Strike-Breaker Addes

George F. Addes, acting president of the UAW, headed the slander campaign of the bureaucrats. Despite the fact that he had to admit the justification of the union’s case, he demanded in his best strike-breaking manner that the men go back to work without a settlement of their just grievances. At a meeting of the Dodge workers on February 27, Addes and Norman Matthews, Chrysler director of the union, were vigorously booed for their anti-union stand and their attacks on Mike Novak, president of Local 3, and the local officers who supported the membership in their demands.

Addes attempted to justify his stand by claiming that the February 27 meeting was unrepresentative and was dominated by “hot-heads.” After the meeting Addes announced that the international was withdrawing all support from Local 3. He was reported to have said that “they are on their own now. The international union will not help them to get discharged workers reinstated and will not aid the local if more strikers are dismissed by the company.”

This statement was both a lie and a threat. It was a lie because the international union never lifted a finger to help the Dodge workers. They did their best to prevent a victorious settlement of the Dodge grievances. In other words, there was no aid they could have withdrawn.

It was a threat because it was an open invitation to the Chrysler Corporation to fire militant workers at their pleasure.

Addes’ charge that the local meeting was not representative of the men was also shown to be a lie when a later meeting, held on March 1 and attended by 2,200 members of the local, voted overwhelmingly to stay out until the men were reinstated. The combined efforts of Addes, Vice-Presidents Walter Reuther and Richard Frankensteen and Chrysler Director Matthews to sell out the workers proved unavailing.
 

Company Provocation

The extent of the betrayal by Addes and his fellow bureaucrats is shown by their own admission of the bitter anti-union drive of the corporations. Frankensteen charged before the WLB hearing in Washington that the Chrysler Corporation was out to break the union. “Detroit employers,” he said, “are deliberately seeking the creation of industrial unrest and work stoppages. The object appears to be to gain public hatred toward the whole institution of collective bargaining and, specifically, to destroy the UAW-CIO.”

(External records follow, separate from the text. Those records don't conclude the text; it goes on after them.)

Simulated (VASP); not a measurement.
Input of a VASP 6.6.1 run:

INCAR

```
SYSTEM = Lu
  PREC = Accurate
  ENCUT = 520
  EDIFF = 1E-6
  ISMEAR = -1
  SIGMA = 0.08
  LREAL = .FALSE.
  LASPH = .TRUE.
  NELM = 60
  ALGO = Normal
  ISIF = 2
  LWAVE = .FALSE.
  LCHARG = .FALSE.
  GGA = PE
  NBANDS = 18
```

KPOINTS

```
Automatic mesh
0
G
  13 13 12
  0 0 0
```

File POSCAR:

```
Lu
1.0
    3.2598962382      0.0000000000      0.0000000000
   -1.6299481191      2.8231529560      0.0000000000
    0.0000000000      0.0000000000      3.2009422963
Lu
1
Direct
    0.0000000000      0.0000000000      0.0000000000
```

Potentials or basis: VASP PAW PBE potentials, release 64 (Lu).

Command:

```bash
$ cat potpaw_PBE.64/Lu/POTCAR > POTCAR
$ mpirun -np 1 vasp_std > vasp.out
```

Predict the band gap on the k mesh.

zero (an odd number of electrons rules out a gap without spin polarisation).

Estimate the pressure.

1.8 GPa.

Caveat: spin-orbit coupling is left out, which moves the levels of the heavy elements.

Frankensteen charged, in addition, that Chrysler has spent thousands of dollars for labor spies in preparation for the post-war period and referred to a speech made by John W. Scoville, a Chrysler spokesman, in which Scoville demanded an end to all collective bargaining.

This, of course, is not news to Chrysler workers. This union-busting offensive has been going on for a long time and the object is not to break the union after the. war but NOW, if it is at all possible. Frankensteen and his brother misleaders have known about this too but have not done anything about it. When the Dodge workers take concrete action against this very anti-labor offensive all Frankensteen can think of is to demand an investigation! In the meantime, he and Addes and Reuther sell out the strike.

Franksteen, however, did make one excellent suggestion – although this also came a little late. He demanded that in the future no workers be fired until AFTER the case has gone through the grievance procedure. This should be adopted throughout the UAW and the labor movement. It is obvious that if workers who are fired have to remain out of work for many months, sometimes a year or more, before their grievances are settled – and they are usually settled unfavorably by the WLB – they have no real protection from the bargaining procedure. Often the company has achieved its objective even if the worker is reinstated because he has been out of the plant for so long. Militant workers who are candidates for union office have been fired on trumped-up charges only so they will not be eligible for election. It is time the unions put a stop to this procedure and provide a real defense for militant stewards, rank and filers and local officers.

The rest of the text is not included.